The Bushes and the Truth About Iran

Kefka

Member
http://www.baltimorechronicle.com/2006/092106PARRY.html

Having gone through the diplomatic motions with Iran, George W. Bush is shifting toward a military option that carries severe risks for American soldiers in Iraq as well as for long-term U.S. interests around the world. Yet, despite this looming crisis, the Bush Family continues to withhold key historical facts about U.S.-Iranian relations.

Those historical facts – relating to Republican contacts with Iran’s Islamic regime more than a quarter century ago – are relevant today because an underlying theme in Bush’s rationale for war is that direct negotiations with Iran are pointless. But Bush’s own father may know otherwise.

The evidence is now persuasive that George H.W. Bush participated in negotiations with Iran’s radical regime in 1980, behind President Jimmy Carter’s back, with the goal of arranging for 52 American hostages to be released after Bush and Ronald Reagan were sworn in as Vice President and President, respectively.
 

Ogami

New Member
The evidence is now persuasive that George H.W. Bush participated in negotiations with Iran’s radical regime in 1980, behind President Jimmy Carter’s back, with the goal of arranging for 52 American hostages to be released after Bush and Ronald Reagan were sworn in as Vice President and President, respectively.

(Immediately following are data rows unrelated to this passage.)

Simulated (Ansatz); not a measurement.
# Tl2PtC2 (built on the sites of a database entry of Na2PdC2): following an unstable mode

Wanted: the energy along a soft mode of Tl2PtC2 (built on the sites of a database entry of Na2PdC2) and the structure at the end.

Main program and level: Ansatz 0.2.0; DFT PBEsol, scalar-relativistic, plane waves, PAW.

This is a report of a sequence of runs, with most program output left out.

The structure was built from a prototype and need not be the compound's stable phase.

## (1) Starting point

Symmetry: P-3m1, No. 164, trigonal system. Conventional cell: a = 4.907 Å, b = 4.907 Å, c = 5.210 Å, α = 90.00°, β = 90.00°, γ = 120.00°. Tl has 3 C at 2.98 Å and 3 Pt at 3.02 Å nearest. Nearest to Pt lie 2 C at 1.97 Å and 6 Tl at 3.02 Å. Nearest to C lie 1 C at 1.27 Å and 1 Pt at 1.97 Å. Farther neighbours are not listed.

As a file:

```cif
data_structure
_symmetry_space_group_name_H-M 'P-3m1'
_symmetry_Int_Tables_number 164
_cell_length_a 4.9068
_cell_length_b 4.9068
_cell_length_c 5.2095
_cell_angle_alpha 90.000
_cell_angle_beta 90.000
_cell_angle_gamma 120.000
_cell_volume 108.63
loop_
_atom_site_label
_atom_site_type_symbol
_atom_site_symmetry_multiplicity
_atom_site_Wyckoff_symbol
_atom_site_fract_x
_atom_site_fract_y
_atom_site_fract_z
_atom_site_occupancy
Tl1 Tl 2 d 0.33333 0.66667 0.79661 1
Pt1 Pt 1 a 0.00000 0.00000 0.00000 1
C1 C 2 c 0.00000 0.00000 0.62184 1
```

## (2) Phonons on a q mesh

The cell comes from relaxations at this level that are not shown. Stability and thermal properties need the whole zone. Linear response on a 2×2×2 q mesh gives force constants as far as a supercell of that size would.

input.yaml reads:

They've got to be kidding. This was discredited back in 1992. The Wilkepedia entry says it best:

After 12 years of news reports looking into the alleged conspiracy, both houses of the US Congress held separate inquiries into the issue, and journalists from sources such as Newsweek and The New Republic looked into the charges. Both Congressional inquires, as well as the majority of investigative reports, found the evidence to be insufficient.
http://en.wikipedia.org/wiki/October_surprise_conspiracy

What baffles me is how any sort of conspiracy with Iran could have benefitted Reagan. He stomped Carter because of Carter's clear failure in the economy, and his foreign policy, the hostage crisis and the Soviet invasion of Afghanistan come to mind. In fact, Carter's main failure with Iran was letting the Shah's regime fall and unleashing upon the world the most violent Islamic movement in our lifetimes. That's not a minor failure! Yet now we have Carter going around (especially in foreign countries) talking about Bush's mideast "failures". Well, he's certainly an expert on them.